You already nailed Advanced Tenses and Aspects. You practiced Speaking Part 3 discussion strategies and learned how to read examiner cues. Now let us upgrade your sentence game so your answers sound like they were written by someone who drinks coffee with grammar rules.


Why this matters (quick and spicy)

In Speaking Part 3 and Writing Task 2, content wins you band points, but how you package that content moves you into the 7+ territory. Complex sentence structures let you:

  • Show grammatical range and accuracy.
  • Express nuance and cause-effect relationships clearly.
  • Link ideas so your answer feels like a coherent argument, not a list of opinions.

Think of simple sentences as steak. A complex sentence is steak with garlic butter and a fine red wine. Same meat; much classier.


The toolbox: Structures that actually impress

1) Subordinate (Dependent) Clauses — cause, condition, concession

  • Purpose: Add reasons, conditions and contrasts.
  • Forms: because, since, although, unless, while, whereas.

Example:

Although governments fund public transport, many people still choose cars because they value convenience more than cost savings.

Tip: For Speaking Part 3, begin a response with a concessive clause to sound thoughtful: Although there are benefits to X, I would argue that...
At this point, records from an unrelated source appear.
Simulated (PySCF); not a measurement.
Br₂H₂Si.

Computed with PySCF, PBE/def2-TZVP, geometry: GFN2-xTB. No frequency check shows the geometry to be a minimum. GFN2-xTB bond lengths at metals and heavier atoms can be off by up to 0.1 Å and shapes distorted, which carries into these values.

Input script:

2) Relative clauses — pack info without sounding listy

  • Purpose: Combine two ideas into one smooth noun phrase.
  • Forms: who, which, that, whose, where.

Example:

People who commute long distances often report lower life satisfaction, which suggests we should rethink urban planning.

Use reduced relative clauses in writing for concision: 'people commuting long distances' instead of 'people who commute long distances'.


3) Participle clauses — sounding fluent without repeating subjects

  • Purpose: Show sequence, cause, or background information compactly.
  • Forms: present participle (-ing), past participle (-ed/-en).

Example:

Having studied the data, the committee concluded that policy changes were necessary.

Warning: Make sure the participle clause refers to the same subject as the main clause. Misplaced participles = grammar faceplant.


4) Cleft and pseudo-cleft sentences — spotlight your idea

  • Purpose: Emphasise a particular part of the sentence.

Examples:

What concerns me is the long-term effect on young people.
It was the lack of affordable housing that drove many families away.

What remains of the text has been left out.